Who Should Consider Buying OEX Straddles?
- An investor who is convinced a the Standard & Poor’s 100 index will make a major directional move, but not sure whether up or down
- An investor who anticipates increased volatility in the OEX index, up and/or down around its current level, and a concurrent increase in implied volatility for OEX options
- An investor who would like to take advantage of the leverage that options can provide, and with a limited dollar risk
Buying an OEX straddle combines the benefits of both an OEX call and an OEX put purchase. Leveraged potential profits can be substantial with a large move in the OEX index either up or down from a certain level. On the other hand, straddle buyers might instead be focused on short-term increases in OEX call and put implied volatility levels without a significant move in the OEX index, and taking profits when this might occur. With either motivation, the amount of capital at risk can be predetermined, and is entirely limited.
Buying an OEX straddle involves the purchase of both an OEX call and an OEX put having the same strike price and expiration month. A long straddle position is commonly purchased and sold as a package, i.e., both options bought at the same time to establish the position as well as sold at the same time to either realize a profit or cut a loss. In a sense, as long as both call and put are held an investor is hedged, with the bullish call potentially increasing in value with a rise in the OEX index, and the bearish put increasing with a decrease in the OEX level.
American-style OEX options may be exercised at any time before they expire, and may be sold in the marketplace on or before their last trading day if they have market value, to either realize a profit or cut a loss.
This is neither a bullish nor a bearish strategy, but instead a combination of the two. On the upside, the profit potential of the long call at expiration is theoretically unlimited as the level of the OEX index increases above the position’s upside break-even point. On the downside, the profit potential of the long put at expiration is substantial, limited only by OEX decreasing to no less than zero. Again, profit potential for the long straddle depends on the magnitude of change in the OEX, not the direction in which it might move.

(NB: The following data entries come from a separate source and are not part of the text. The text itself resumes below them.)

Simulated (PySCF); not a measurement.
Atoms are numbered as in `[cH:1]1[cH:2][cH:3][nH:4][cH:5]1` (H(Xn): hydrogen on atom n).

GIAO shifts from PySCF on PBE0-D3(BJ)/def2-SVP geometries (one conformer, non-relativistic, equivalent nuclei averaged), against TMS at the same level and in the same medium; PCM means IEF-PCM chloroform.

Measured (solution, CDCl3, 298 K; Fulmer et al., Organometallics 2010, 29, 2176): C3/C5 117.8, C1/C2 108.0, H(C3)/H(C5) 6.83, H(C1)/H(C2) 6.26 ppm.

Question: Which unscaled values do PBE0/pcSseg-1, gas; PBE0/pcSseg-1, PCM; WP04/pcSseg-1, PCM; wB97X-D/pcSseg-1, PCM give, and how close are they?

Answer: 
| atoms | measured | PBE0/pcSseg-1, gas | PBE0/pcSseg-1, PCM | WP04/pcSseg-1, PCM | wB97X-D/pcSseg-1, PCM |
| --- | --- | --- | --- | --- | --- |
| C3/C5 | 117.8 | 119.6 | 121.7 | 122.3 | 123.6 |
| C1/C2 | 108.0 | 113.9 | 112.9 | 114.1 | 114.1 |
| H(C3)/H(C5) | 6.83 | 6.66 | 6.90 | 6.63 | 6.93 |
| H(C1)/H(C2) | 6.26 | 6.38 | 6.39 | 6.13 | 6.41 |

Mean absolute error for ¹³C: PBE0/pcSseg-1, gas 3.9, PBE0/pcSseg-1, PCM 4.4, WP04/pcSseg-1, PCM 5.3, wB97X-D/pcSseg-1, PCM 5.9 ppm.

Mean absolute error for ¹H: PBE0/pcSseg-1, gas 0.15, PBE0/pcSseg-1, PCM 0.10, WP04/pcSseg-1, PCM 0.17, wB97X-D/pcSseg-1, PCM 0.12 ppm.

The maximum loss for the long straddle is limited to the total call and put premium, or debit, paid. This will occur at expiration if the OEX closes exactly at the strike price, and both the call and the put expire exactly at-the-money and with no value.
There are two break-even points at expiration for this strategy. The upside break-even is an OEX index level equal to the contracts’ common strike price plus the debit paid for the straddle. The downside break-even is an OEX level equal to the strike price less the debit paid.
An increase in volatility has a positive financial effect on the long straddle strategy while decreasing volatility has a negative effect – more so than with either a simple long call or put because two long options are owned. Time decay has a negative effect on both long options as well.